When the brain learns a new "hidden" property that is true for one member of a species--that a tiger thinks of me as food, for instance--it will generalize that lesson to all members. It is more adaptive--you're less likely to end up as food--to gamble on such guesses than to experiment with a large sample of tigers. The guesses will almost always turn out true, since nature endows members of a species with the same properties. Making comparable judgments about members of ethnic groups likewise tends to be correct, since individual behavior reflects the group's norms.
People who violate their own group's norms earn members' distrust; they are the epitome of a "bad person," and members soon learn to avoid that individual. People from other groups, which have different normative rules, also fail to meet expectations about how to interact. "Even when there is no ill will," Gil-White maintains, "you suffer the costs of miscoordinated interactions, which for most situations will be very similar to the costs of interacting with dishonest people in your own group. So natural selection has given us a psychology that treats anybody who violates my group's norms as 'bad,' 'untrustworthy' people. That's why, I think, inter-ethnic relationships become so easily imbued with negative feelings."

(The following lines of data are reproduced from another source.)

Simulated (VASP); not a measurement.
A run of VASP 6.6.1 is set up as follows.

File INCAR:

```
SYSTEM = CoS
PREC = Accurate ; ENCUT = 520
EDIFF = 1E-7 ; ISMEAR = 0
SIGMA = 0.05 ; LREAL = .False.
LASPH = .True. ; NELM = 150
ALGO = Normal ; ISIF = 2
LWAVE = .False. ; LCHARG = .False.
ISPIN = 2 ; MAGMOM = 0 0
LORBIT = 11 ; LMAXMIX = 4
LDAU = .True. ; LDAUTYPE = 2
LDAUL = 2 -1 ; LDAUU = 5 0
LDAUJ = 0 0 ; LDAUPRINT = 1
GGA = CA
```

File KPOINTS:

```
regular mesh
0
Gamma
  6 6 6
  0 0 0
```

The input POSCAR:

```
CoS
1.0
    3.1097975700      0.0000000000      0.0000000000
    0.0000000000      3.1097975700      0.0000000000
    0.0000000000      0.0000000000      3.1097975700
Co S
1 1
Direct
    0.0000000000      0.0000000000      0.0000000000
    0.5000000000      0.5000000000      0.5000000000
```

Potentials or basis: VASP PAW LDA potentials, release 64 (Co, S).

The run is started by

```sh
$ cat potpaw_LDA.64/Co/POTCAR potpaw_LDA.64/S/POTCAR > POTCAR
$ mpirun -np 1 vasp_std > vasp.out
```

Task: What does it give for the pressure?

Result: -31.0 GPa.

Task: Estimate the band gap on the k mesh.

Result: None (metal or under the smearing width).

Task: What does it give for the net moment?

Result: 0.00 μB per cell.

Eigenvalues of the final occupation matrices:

Gil-White was a fellow at the 1999 Summer Institute for the Solomon Asch Center for Study of Ethnopolitical Conflict. "The project for me," he says, "has always been to understand better how we think about ethnic groups as a way to begin understanding ethnopolitical conflict."
The states that try to mediate outbreaks of ethnic hostility often come from a liberal-democratic tradition in the West. Typically, what counts as a solution is helping belligerents to practice tolerance in a state structure rebuilt on the ashes of violence. Although a laudable goal, Gil-White suggests that partition may sometimes be the lesser evil and ought to be considered one of several alternatives for intervention. "Right after an ethnic war, people probably cannot get themselves not to fear the people in the other group," he says, "and they may essentialize them so strongly that learning to think of them in other terms is extremely difficult." If they can be made to feel secure in their own political structures without competition from the other group, he suggests, subsequent generations may be freed to find ways of getting along.
"Tolerance may not be one of nature's virtues, but that doesn't mean we can't learn it. If the story I'm telling is true--and I'm very skeptical that I know all the answers--then it may teach policy makers to reconsider interventions that force people to get along in reconstituted, multi-ethnic states. Under some circumstances, a different approach may give tolerance a better chance."
A KIND(ER) CUT
by Dr. Francisco Gil-White
Tsoodol, a Torguud Mongol and my best friend, is honoring me as an ax (elder) of his son Xöxööch (pronounce x as kh). He is giving me milk to drink, or else it is shimiin arxi, a spirit made by distilling a mixture of fermented goat and cow milk. Cold, unadulterated milk is the holiest thing you can offer someone and is used at the most special occasions. Arxi is special too. Both are used in ceremonial settings to honor those present. This particular ceremony is the cutting of Xöxööch's "birth hair." It was the first time in his life that his hair was cut. It is a solemn occasion, and after the birth hair is removed everybody fusses over him and tells him that he is now a "complete" young man. It is a rite of passage and is usually done when the child turns three or five. At this ceremony, each of his male elders must cut a tuft of his hair until it is all gone. Important elder females, such as mom and grandma, do this as well. If one of his main ax cannot attend, then a tuft of hair is left on the child's shaved head so that this person may remove it at a later date, again with some ceremony. Tsoodol honored me greatly by timing the cutting of Xöxööch's hair so that I would be present.